64-bit integers in CUDA Fortran atomics

Happy New Year, everyone!

According to the CUDA specs (http://www.scribd.com/doc/84859529/136/B-11-1-1-atomicAdd), atomic operations can be performed on 64-bit integers since CC 1.2. However, when I try to compile the following code with select device integers declared as “integer(kind=8)” I get the error shown in triplicate below:

PGF90-S-0155-Could not resolve generic procedure atomicadd (watchdog_test.f90:23)
PGF90-S-0155-Could not resolve generic procedure atomicadd (watchdog_test.f90:24)
PGF90-S-0155-Could not resolve generic procedure atomicadd (watchdog_test.f90:25)

The code follows. Switching the “kind=4” variables to “kind=8” is sufficient to trigger the error on my machine.

! ***************************************************************************
! ***************************************************************************
module gpu_kernel

integer, device :: num_loops
integer(kind=4), device :: i, j, k

contains

! ***************************************************************************
attributes(global) subroutine cuda_kernel()

use cudafor

implicit none

! Local variables
integer :: n
integer(kind=4) :: o
real :: temp

do n = 1, num_loops
  o = atomicadd(i, 1)
  o = atomicadd(j, 1)
  o = atomicadd(k, 1)
enddo

return
end subroutine

! ***************************************************************************
subroutine cuda_device_select()

use cudafor

implicit none

! Local variables
integer :: cudastat, nDevices, i, desired_device
real :: max_version, version
type(cudadeviceprop) :: prop

cudastat = cudaGetDeviceCount(nDevices)

max_version = 0.0
do i = 0, nDevices-1
  cudastat = cudaGetDeviceProperties(prop, i)
  version = float(prop%major) + 0.1*float(prop%minor)
  if(version .gt. max_version) then
    max_version = version
    desired_device = i
  endif
enddo

cudastat = cudaSetDevice(desired_device)
cudastat = cudaGetDeviceProperties(prop, desired_device)
write(*,"('   Device ',a,' selected.')") trim(prop%name)
write(*,"('   CUDA compute capability is ',i0,'.',i0)") prop%major,       &!&
     prop%minor

return
end subroutine

end module

! ***************************************************************************
! ***************************************************************************
program watchdog_test

use cudafor
use gpu_kernel

implicit none

! Local variables
integer(kind=4) :: m
real :: temp

i = 0;   j = 0;   k = 0

call cuda_device_select()

num_loops = 20000

call cuda_kernel<<<16,256>>>()

m = i; write(*,"(i0)") m
m = j; write(*,"(i0)") m
m = k; write(*,"(i0)") m

stop
end program

Am I doing something wrong, or is this a difference between CUDA Fortran and the official specs for CUDA?

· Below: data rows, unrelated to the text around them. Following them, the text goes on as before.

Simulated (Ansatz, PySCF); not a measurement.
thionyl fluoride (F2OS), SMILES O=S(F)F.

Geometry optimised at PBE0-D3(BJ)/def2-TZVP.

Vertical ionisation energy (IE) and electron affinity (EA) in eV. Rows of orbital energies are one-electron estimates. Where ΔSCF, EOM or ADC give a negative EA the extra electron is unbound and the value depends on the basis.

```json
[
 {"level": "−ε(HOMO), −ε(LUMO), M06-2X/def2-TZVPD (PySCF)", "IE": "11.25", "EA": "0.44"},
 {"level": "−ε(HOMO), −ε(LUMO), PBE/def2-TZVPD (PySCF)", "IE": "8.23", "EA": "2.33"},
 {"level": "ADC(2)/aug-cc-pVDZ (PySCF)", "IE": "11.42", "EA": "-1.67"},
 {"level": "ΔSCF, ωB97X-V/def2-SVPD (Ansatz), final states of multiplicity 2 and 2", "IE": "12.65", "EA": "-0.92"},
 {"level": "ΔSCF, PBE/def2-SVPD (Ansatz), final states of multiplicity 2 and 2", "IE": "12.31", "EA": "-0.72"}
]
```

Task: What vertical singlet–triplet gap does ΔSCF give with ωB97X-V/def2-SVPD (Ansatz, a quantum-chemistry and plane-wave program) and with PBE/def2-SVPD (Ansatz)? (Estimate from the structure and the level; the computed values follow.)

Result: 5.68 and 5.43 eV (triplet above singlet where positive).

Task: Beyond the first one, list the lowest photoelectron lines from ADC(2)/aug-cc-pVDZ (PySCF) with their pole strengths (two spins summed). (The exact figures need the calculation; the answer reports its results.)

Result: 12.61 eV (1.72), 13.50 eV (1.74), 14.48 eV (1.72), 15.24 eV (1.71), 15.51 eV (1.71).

Edit to add: If anyone reading this knows a slicker way to select a GPU, I’m all ears. The documentation for cudaChooseDevice didn’t make a lot of sense to me.

Hi dcwarren,

Happy New Year to you as well!

Am I doing something wrong, or is this a difference between CUDA Fortran and the official specs for CUDA?

The generic procedure for atomic add is expecting that both arguments are either kind 4 or 8. Hence, you need to set the constant “1” to kind 8 as well.

do n = 1, num_loops
  o = atomicadd(i, 1_8)
  o = atomicadd(j, 1_8)
  o = atomicadd(k, 1_8)
enddo



If anyone reading this knows a slicker way to select a GPU, I’m all ears. The documentation for cudaChooseDevice didn’t make a lot of sense to me.

I don’t see anything wrong with your method. I wrote one for this PGInsdier article for use when selecting which MPI process gets which device. No better than what you have, it just works under a multiple process/multiple device context while yours is for a single process/multi-device context.

  • Mat